Old and dishevelled Woody Grant looks like he is on his last legs. Unemployed, crotchety and ornery, completely ignores his wife, and barely able to walk, but that doesn’t stop him being stubbornly determined to trek some 900 old miles by foot on a whim that he has won $1 million dollars. He has received one of those innocuous ‘sweepstake’ flyers in the mail that are trying to sell magazine subscriptions but as it has his name is printed on it, he has convinced himself that the prize money is real and his and that just needs to be claimed in person.

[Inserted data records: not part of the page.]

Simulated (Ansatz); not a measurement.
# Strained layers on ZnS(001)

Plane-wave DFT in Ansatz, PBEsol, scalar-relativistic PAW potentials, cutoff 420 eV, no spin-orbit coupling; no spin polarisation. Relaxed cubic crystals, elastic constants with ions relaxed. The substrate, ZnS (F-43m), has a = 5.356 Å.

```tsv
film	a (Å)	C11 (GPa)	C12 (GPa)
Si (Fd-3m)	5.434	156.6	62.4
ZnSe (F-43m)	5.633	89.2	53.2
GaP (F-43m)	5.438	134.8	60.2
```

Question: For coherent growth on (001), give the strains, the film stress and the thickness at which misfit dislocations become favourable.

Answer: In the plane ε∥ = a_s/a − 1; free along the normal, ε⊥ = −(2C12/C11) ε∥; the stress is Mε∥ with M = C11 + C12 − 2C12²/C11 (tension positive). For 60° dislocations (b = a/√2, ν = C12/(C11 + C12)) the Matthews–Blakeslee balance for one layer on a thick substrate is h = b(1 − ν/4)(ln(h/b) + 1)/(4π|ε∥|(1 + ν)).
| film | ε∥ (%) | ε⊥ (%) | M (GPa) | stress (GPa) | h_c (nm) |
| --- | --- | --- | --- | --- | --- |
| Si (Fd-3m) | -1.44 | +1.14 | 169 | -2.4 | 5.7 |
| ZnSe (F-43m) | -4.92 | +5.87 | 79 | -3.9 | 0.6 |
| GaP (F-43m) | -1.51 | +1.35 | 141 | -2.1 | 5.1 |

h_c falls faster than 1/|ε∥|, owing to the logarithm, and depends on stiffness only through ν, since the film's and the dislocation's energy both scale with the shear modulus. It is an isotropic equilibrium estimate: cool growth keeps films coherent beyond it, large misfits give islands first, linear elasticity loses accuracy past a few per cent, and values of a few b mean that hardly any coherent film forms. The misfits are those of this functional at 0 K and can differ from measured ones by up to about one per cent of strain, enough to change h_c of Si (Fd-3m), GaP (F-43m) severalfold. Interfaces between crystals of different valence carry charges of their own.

Every time the Police pick him up after finding him wandering the highway bound for Nebraska, his son David has to take him back home again to face the wrath of Kate, Woody’s very angry wife. Initially David, worried that his father is losing his mind with his obsessional quest, also pleads with him to see sense, but after a while, concedes that he will help Woody regardless, if for no other reason than to take a break from his own rather sad disappointed life.
He offers to drive Woody as he had lost his licence some years ago, and the two set off on the long road trip. Down through Wyoming and South Dakota until they make a pit-stop in Woody’s old hometown of Hawthorne. Paying a visit to his older brothers ramshackle home, it is obvious that Woody is not the only male in the family that grunts in monosyllables as a way of conversation.
Word soon leaks out in this close community of Woody’s impending newly found riches and he becomes the talk of this very small town. He is happy to bask in this new celebrity even though it brings out his ex-partner and untold family members who are keen to stake their claim on the winnings. Any attempt by David to explain the reality behind Woody’s expectations is met with derision, but he does at least get to meet people from his father’s past ….such as an ex girlfriend …. and for once actually starts to learn something about his taciturn father.
Kate and Woody’s other son Ross reluctantly rejoin them for the final part of the trip, and even though they all believe in its futility, have some how started to find a closeness as family that never exsited before. Kate is always relentless tough on Woody, but when she lets her potty mouth lose on their money grabbing relatives, she gives an impassioned speech on what a good man he is, that suddenly reveals another side of her and their relationship.
This simple story completely engages from the start and so that you cannot avoid being invested in its outcome, which is far less about the $1 million itself but what the journey does to the dynamics of this family.
This glorious new movie from Alexander Payne (‘Sideways’ ‘The Descendents’) shot in austere back and white is set in the present but with its vistas of near-abandoned farmland and its dilapidated struggling small mid-west towns that have been decimated by the economic climate, gives it feeling of a bygone America from another era. Woody just seems like another victim of a world that has simply passed him by.
Besides the immediate family, the story is peppered with some totally glorious but completely droll plain-speaking mid-westerners who unwittingly add a rich layer of humor and warmth to this tale. They may appear as if time has stopped still for them as they seem as discarded as the land that they used to farm but some how that doesn’t worry any of them.
Payne could not have hired a better cast. Bruce Dern with his weather-beaten face looking perpetually dazed gave a career defining performance as Woody. He was so full of self-loathing and real indignation and cantankerous as ever when he believed that people had misjudged him, and they all did. In a far from easy role as the son who had also fallen way short of his own expectations, let alone his father’s, Will Forte(ex SNL) was perfect as David in a part that I would never have previously imagined him for. And I totally loved June Squibb(‘About Schmidt’) as put upon Kate who barely had a good word to say about anyone.
This was the first time that Mr Payne was working from a script written by someone other than himself (Bob Nelson). It was also the first time he made a movie in his home state which judging from this he obviously felt the need to leave as soon as he could. Making ‘Woody’ make the journey there was a profound reflective look at what he left behind.